A computer system. Credit: iStock

Being the chief executive of a software company today is a little like being a magician. The seismic economic, business and cultural shifts happening around the world are driven by digital invention and innovation. Yet, not unlike going to the movies, we suspend disbelief and see it as magic.

We imbue things with human characteristics by calling them “smart” and “self-fill-in-the-blank.” Self-driving cars, robotic factories, artificial intelligence and machine learning are being spurred by software as well as the engineers and coders who create our digital world.

For example, everything featured at the AutoMobility car show in Los Angeles last year underscores the structural shifts in our economy because of software. Concept cars are literally covered in screens and are updated remotely via software. The Chevy Volt depends on more code than a fighter jet.

Lift the hood on all this, and you’ll discover the economic model of an automotive industry that is becoming what some have called the “digital automotive network.” Not only does connectivity changed the car experience, but also digital design and manufacturing change how innovation is being introduced. Embedded sensors have transformed cars into a big data vacuum.

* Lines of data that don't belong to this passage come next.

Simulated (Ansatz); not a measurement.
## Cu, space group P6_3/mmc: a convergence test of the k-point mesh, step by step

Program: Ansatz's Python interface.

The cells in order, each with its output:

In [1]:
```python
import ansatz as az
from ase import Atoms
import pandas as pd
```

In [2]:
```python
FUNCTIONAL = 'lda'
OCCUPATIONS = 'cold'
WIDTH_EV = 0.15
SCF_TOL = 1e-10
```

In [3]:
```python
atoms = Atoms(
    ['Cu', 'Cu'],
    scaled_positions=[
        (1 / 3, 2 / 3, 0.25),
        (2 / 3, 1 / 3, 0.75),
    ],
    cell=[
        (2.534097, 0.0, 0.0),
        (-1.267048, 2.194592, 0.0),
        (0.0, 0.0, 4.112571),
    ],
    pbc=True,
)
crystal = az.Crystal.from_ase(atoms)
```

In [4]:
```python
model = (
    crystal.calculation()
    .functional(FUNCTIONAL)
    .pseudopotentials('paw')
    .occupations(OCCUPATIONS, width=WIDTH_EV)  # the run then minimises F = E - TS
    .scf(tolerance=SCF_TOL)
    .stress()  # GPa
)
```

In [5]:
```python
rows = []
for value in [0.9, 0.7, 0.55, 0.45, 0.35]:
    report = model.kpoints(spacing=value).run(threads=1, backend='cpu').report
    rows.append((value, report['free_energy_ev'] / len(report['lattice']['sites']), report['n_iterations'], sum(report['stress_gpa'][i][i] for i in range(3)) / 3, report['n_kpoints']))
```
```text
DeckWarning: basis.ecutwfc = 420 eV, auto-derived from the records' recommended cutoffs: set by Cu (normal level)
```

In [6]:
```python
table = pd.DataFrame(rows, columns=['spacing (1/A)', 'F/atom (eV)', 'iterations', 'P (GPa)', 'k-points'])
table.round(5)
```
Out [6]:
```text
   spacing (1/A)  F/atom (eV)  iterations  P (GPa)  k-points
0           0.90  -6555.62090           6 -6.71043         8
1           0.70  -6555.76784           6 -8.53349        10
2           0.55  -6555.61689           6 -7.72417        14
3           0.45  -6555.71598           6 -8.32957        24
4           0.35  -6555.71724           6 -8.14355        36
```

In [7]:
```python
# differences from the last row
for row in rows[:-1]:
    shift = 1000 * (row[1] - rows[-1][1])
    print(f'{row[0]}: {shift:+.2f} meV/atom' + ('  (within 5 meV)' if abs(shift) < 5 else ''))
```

The truth is that it’s taking fewer and fewer people to do some things, but we forget that it is taking more and more people to do other things. There were 400,000 engineers, scientists and technicians from more than 20,000 companies and universities behind the Apollo 11 space mission.

There’s a cellphone plant in China — Changying Precision Technology Company in Dongguan city — that is going from 600 to 60 and maybe even to 20 employees because of software-driven robotics. Exactly, how many software engineers will it take to develop that technology and launch it? Indeed, how do we even begin to figure out that number?

We face a massive challenge in measuring our new digital economy because there’s been a fundamental change in how we create value in our businesses. Linear is broken. It’s broken in software development thanks to agile approaches. It’s broken in marketing models thanks to analytics. Today, there is a modern company emerging. One in which software is the intermediary and in which the best way to know our customers isn’t through traditional market research, but directly, through the software we build. In fact, as humans, we increasingly know each other through software.

And, this technological magic is enabling us to shift our world forward into high gear. We are doing this by freeing up human brain power to focus on other things. There is no such thing as artificial intelligence — there is only intelligence or no intelligence — and all of it, however we define it, is increasing the size of our economic pie. We may already have the answer to unsticking stagnant productivity rates globally, but since we don’t have the sophisticated economic measures yet that we developed for the previous industrial order, we don’t know the real impact of this technology on the global economy’s bottom line.

The old business model worked when there were economic efficiencies to be gained by operating that way. But today, those efficiencies are changing wholesale. There’s new science and it is spreading across every industry. The process of putting software at the heart of our businesses frees up pent-up economic value and it accelerates innovation and choice in our society.

Does it matter that there are literally millions of software developers building this new world? Only if we don’t have enough of them. Either way, as we get driven down the superhighway of our digital world, we’re proving one thing: We are always hungry for more magic.


Mike Gregoire is chief executive of CA Technologies.